The "Accidental Teacher"
Cooks Up a Rich Learning Soup


I feel a little like an accidental teacher. I planned a series of lessons to teach questioning strategies, including asking questions as we read, asking good questions, and question-answer relationships. However, what started out as lessons on questioning morphed into a very rich unit that also included finding and quoting details to support their answers.

I stole my initial lesson from a colleague who swears she stole it from yet another person. We read "The Jacket" by Gary Soto which is a true story about a jacket, "the color of day-old guacamole," he wore in the fifth and sixth grades. After reading, the students paired up to write questions for their question chart:

Question Word Question Answer Proof
Who
What
When
Where
Why/How


Once each pair had their questions, they switched papers with another pair and answered their questions. Initially I had planned to allow kids to paraphrase the events of the story that supported their answers. However, after my colleague told me her kids had a difficult time with the proof column, I decided to have the kids quote the exact words from the text that supported their answers along with the page number the quote could be found on.

The first round went pretty well. The kids were excited about asking "teacher-like" questions, trading papers, and grading each other's work. As I perused their papers, though, I noticed that most students were still having a difficult time with the proof column.

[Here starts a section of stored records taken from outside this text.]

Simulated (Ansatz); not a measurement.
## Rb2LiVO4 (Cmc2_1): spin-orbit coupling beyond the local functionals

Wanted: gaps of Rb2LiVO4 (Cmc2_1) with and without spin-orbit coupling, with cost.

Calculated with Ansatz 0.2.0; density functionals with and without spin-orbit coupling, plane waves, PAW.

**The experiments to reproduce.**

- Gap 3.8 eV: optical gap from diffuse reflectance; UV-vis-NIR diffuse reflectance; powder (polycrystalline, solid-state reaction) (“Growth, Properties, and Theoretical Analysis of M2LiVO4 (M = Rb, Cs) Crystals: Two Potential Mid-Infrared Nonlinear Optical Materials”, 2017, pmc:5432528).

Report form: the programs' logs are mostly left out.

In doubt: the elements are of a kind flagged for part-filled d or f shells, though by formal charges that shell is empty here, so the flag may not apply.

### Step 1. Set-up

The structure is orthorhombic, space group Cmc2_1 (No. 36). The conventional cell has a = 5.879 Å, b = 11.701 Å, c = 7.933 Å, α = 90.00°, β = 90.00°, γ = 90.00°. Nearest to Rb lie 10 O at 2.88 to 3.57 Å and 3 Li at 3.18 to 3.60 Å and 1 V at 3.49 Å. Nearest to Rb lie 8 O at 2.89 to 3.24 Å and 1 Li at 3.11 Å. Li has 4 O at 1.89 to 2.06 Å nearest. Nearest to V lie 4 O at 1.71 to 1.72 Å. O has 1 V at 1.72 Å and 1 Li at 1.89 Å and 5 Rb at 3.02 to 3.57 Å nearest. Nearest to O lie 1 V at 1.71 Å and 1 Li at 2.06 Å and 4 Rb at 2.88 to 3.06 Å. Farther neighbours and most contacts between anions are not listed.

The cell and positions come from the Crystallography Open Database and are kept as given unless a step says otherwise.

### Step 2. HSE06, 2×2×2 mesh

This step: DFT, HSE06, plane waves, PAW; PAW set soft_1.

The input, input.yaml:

The next day I passed back papers and asked kids to volunteer some of their questions. I drew a question chart on the board, wrote down the questions, took answers from the class, then directed students to locate the exact words in the book that gave them the answer. I modeled the first question for them, making sure they put their fingers on the exact spot in the book where the answer was located. I then wrote the actual words from the text on the board in the proof column.

"Oh! So you mean you want us to write the actual words from the story down?"

Okay, I had said this to them the day before, had repeated it time and again as I circulated through the room assisting them, but somehow, this time it was different. They got it. I do not know what is so magical about a chalkboard or an overhead, but it seems to reach some kids in a way that individual instruction does not.

Something a little more difficult

We tried a more difficult question, one that asked for information not directly in the text: "Was the boy in the story poor or middle class?" Two groups of students argued heatedly back and forth, quoting passages and citing page numbers. It was quite exciting. What I did find out is that my kids do not consider themselves poor, though 90-95% of them receive free or reduced lunch. It is clear from the story that the boy does not tell his mother he hates the jacket because he knows she cannot afford to buy another one, but the details that lead the reader to that conclusion were things my students experience daily such as wearing a jacket several years until it wears out. In the end they finally decided that he was probably somewhere in-between poor and middle class.

We read another story, "Eleven" by Sandra Cisneros, and repeated the question chart activity. This time the kids whipped through the assignment quickly and with great ease. Something had clicked.

"Eleven" is a story about a girl who, while at school on her eleventh birthday, is told by the teacher that an old red sweater, "that smells like cottage cheese," left in the coatroom is hers. It has many similarities to "The Jacket" in that both characters are the same age, have to deal with clothing issues, and handle their situations in nearly identical ways. I assigned the kids the task of creating a Venn diagram to compare the two main characters, Gary and Rachel. They were required to give the proof from the stories after each similarity or difference. I fully expected them to do well.

Ha.

It seems that because they were writing in circles, not the boxes of the question chart, they thought "proof" was something different than the day before. Brows furrowed, pencils were slammed down, and several someones tried to resurrect Mr. I. Can't from his grave. Again, the next day, I had to go back and explain that what they had written in the tiny little boxes of the question chart for proof was exactly the same thing I was asking them to do in the Venn diagram. We did some samples on the board, and again, "Oh! So you want us to write the actual words from the text!"

Sixth graders.

The real point I am getting at -- beyond the obvious need to carefully monitor students' comprehension of concepts -- is that I had not intended to go down this road. What started out as a series of lessons to practice questioning turned into a unit as thick as my mother's bean soup two or three days after she has made it.

The kids not only learned a lot about what makes a good question (they complained about each others' questions and commented about good ones), but they also learned how to justify their answers, explain their thinking, read for and locate details, and use quotations. All by the happy accident of my colleague telling me about her students' difficulties and my choice to follow down that path.

I am planning many more activities around this concept, because it is an extremely important skill for them to develop. I figure that if I continue to present it to them in different ways for different purposes, fine-tuning and adding new elements along the way, they will own the learning permanently.

After all, isn't that the true goal of education?